Romeo & Juliet
August 10-18, 2018
Directed by Beth Sanford
Adapted by Jenny Meisinger
Music by Hunter Martin
In collaboration with Historic St. Mary's City
Performances begin at 7:30 p.m. and are held outdoors at Historic St. Mary's City by the State House.
“Wherefore Art Thou Romeo?”
Shakespeare’s Timeless Romantic Tragedy Comes to Historic St. Mary’s City By Monica Meinert - NTP Staff Writer
Thespians and high school freshman the world over can recount the tale with ease: two feuding families with an ancient grudge between them, two teenage lovers who meet by chance at a masked ball, and a double suicide that rocks the entire town of “fair Verona.”
The play is William Shakespeare’s “Romeo and Juliet,” which opens this Friday at Historic St. Mary's City. It’s the sixth production to be performed on the Old Statehouse lawn as part of a partnership between the museum and The Newtowne Players aimed at bringing outdoor Shakespearean drama to residents of St. Mary’s County.
“Every year, that partnership becomes stronger and stronger and it’s something members of the community have come to look forward to,” says director Beth Sanford. “People are excited about what we are doing here.”
This summer, Sanford assembled a cast of talented local performers to bring this timeless tragedy to the stage. To do so, she started by reaching out to the local high schools. “I knew I wanted to cast those title roles as close to the actual ages Shakespeare intended,” Sanford explains. “Juliet is said to be just shy of 14, and Romeo not much older. It would then make sense that their friends would be about the same age as well.” She proudly adds that students from all three local public high schools — Chopticon, Great Mills and Leonardtown — participated in the production.
Leading the cast in the title roles are Colin Maher and Breanna Lemerise, who successfully tackle the heavy drama and Elizabethan dialogue. Lemerise notes that the for her, the biggest challenge of the show was learning to speak the language of the bard. “Shakespeare wrote so beautifully, but it is hard to understand at first glance,” she says. “For weeks, I had to break down all of my lines, almost word for word, in order to make sure I could understand what was happening and so I could accurately portray what was going on inside Juliet's head.”
Sanford’s decision to pursue a young cast gives the whole production an air of unpretentious sincerity, and keeps the audience acutely aware at all times of the play’s profound truth: these are teenagers, who are being confronted with very adult problems.

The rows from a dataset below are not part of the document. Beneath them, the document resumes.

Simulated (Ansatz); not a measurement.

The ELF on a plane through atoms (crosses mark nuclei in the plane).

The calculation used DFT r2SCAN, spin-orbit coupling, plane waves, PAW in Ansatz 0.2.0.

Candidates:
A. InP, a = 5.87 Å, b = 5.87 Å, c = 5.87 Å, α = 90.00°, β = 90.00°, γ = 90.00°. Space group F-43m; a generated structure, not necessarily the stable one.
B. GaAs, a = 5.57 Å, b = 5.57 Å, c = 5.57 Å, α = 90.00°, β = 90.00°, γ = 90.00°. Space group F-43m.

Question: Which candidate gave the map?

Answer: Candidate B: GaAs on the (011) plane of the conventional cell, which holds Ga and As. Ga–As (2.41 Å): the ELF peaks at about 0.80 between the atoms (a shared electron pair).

At the outset of the play, Romeo — in typical teenage fashion — bemoans his troubles with his current love interest, Rosaline. “Romeo is a lovestruck and moody teenager, so bringing him to life seemed to come naturally,” jokes Maher.
All thoughts of Rosaline vanish, however, when Romeo and his entourage — including his faithful friend, Benvolio (played by Justin Bose) and the quick-witted Mercutio (Hannah Dickmyer) — disguise themselves and crash a party thrown at the home of Lord and Lady Capulet (Jeff Maher and Mikel Lauren Proulx). It is there that Romeo and Juliet meet for the first time and fall in love, despite the conflict that exists between their two families.
Aided by Friar Laurence (Noah Busby), the pair wed in secret. But no sooner have vows been exchanged than Romeo finds himself in the middle of a fatal confrontation between Mercutio and Juliet’s cousin, Tybalt (Jackie Horn), which sets in motion a chain of events that will ultimately lead to the young lovers’ demise.
The setting of the Old Statehouse lawn helps transport audiences back to bygone ages, with the building itself providing the perfect location for the famous “balcony scene.” The play’s swashbuckling sword fights are brought to life thanks to fight choreography by Russell Therrien, and the dance scenes feature choreography by Donna Bird. An original score composed by Hunter Martin (who also serves as music director for the production) complements the action on stage.
The production is produced by Aaron and Jenny Meisinger and stage managed by Kathryn Teague, with lights and sound by Tom McCarthy and Tommy Ray Chedester, props by Diane Trautman and costumes by Debbie Watson.
“‘Romeo and Juliet’ has romance and action, and it is even a little comedic at times,” says Lemerise, encouraging local audiences to brave the late summer heat and see the show, which runs through Aug. 18. “There are thrilling sword fights that will keep you on the edge of your seat, and we have a beautifully written, original score of music that pushes the story to be even more beautifully heartbreaking.”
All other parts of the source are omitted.